2 justices: SC flouts charter by extending martial law due to NPA threat

The Supreme Court flouted the 1987 Constitution when it allowed the government to cite the protracted communist insurgency as justification for a yearlong extension of martial law in Mindanao, according to the two most senior justices on the tribunal.

In their separate dissenting opinions, Chief Justice Maria Lourdes Sereno and Senior Associate Justice Antonio Carpio disputed the view of the majority of their colleagues on the high court that the presence of New People’s Army (NPA) insurgents necessitated the prolongation of military rule in the entire Mindanao, as the Office of the Solicitor General had argued.

Carpio pointed out that President Rodrigo Duterte did not explicitly mention the NPA, the armed wing of the Communist Party of the Philippines, when he issued Proclamation No. 216 on May 23, 2017, to break the siege of Marawi City by Islamic State-inspired terrorists.

He said Defense Secretary Delfin Lorenzana and other senior military officials had publicly declared that the terrorists from the Maute group had been defeated and that the situation was “already contained and under control” two months before the Senate and the House of Representatives approved Mr. Duterte’s request to extend martial law up to Dec. 31, 2018.

Unconstitutional

“To uphold the extension of martial law and the suspension of the privilege of the writ [of habeas corpus] when the Maute rebellion no longer persists, in Marawi City or anywhere else in Mindanao, would sanction a clear violation of Section 18, Article VII of the Constitution,” Carpio said.

Voting 10-5, the high court on Feb. 6 upheld the constitutionality of Joint Resolution No. 4, which the House and the Senate had passed to allow Mr. Duterte to keep Mindanao under martial law for a year.
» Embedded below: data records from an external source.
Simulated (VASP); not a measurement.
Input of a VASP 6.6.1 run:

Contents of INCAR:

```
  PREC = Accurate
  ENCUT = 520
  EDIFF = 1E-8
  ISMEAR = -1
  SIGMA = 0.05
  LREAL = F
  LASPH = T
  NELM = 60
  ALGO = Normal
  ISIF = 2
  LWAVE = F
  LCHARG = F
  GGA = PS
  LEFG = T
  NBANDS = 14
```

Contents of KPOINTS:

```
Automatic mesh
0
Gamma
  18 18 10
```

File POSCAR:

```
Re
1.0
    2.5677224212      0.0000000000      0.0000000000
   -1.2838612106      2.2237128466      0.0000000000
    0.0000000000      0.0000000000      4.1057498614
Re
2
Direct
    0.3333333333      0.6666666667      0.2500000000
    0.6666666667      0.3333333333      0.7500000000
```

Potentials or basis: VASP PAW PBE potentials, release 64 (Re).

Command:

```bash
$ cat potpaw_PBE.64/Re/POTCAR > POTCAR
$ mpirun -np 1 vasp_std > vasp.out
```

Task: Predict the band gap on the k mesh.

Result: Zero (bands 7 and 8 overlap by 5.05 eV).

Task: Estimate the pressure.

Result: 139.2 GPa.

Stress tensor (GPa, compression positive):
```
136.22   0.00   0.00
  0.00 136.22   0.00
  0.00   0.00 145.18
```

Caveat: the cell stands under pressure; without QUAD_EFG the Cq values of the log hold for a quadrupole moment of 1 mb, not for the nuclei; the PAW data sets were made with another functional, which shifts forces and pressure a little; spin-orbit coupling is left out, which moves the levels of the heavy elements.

The high tribunal, in the majority ruling written by Associate Justice Noel Tijam, did not fault the President for not mentioning the NPA’s insurgency as a reason to impose military rule since requiring Mr. Duterte to “render a meticulous and comprehensive account in his proclamation or report will be most tedious.”

In opposing Tijam’s decision, Carpio said the high court did not deliberate on the effects of the decadeslong communist rebellion when it scrutinized Mr. Duterte’s martial law order.

“By belatedly invoking the NPA rebellion as factual basis for the extension of Proclamation No. 216, the government effectively circumvented the temporal limitation set by the Constitution that the initial proclamation of martial law or suspension of the privilege of the writ [of habeas corpus] can only last for 60 days,” Carpio said.

Separate proclamation

“Neither can the concurrence of Congress with the President cure the unconstitutionality of the extension,” he said. “In other words, mere concurrence of the two political branches is not enough. The court is the final arbiter of the constitutionality of the extension,” he added.

Carpio said Section 18, Article VII of the Constitution clearly stated that martial law could only be extended if an actual invasion or rebellion was continuing and that public safety still required it.

If the Duterte administration wanted to use the communist insurgency as a reason to impose martial rule, he said, the President should issue a separate proclamation “for a period not exceeding 60 days.”

The senior magistrate said it was wrong for Tijam to declare that the extension of martial law had factual basis just because the communist insurgents also wanted to overthrow the government like the Maute terrorists.

‘Self-contradictory’

For Sereno, Proclamation No. 216 itself showed that the NPA insurgents “had very little to do with” the Marawi siege and the Maute terrorists, saying their connection merely “consisted of their similarity in geographical location.”

In her 38-page opinion, the Chief Justice agreed with Carpio that the armed hostilities attributed to the communist guerrillas were never tackled in their discussions on Mr. Duterte’s martial law proclamation.

“The addition of a new actor as factual basis for arguing that a rebellion persists is self-contradictory and cannot be accepted,” she said.

Moreover, Sereno said the remarks of the President and his military officials declaring victory over the Maute “in fact show that there is no armed public uprising that justifies the conclusion that rebellion persists.”

More politically vulnerable

The Chief Justice lamented that Tijam’s ruling only showed “serious balance” that only made the tribunal “even more vulnerable to political forces, rendering itself inert in exercising the power of judicial review.

“The court is still adrift, unable in the majority decision, to find its mooring either on a well-reasoned interpretation of the text of the Constitution, or to present a logical continuum of this court’s jurisprudence,” Sereno said.

“Instead, it has taken an extreme view, ceding all substantive points to respondents and allowing thereby no significant quarters to petitioners,” she stressed.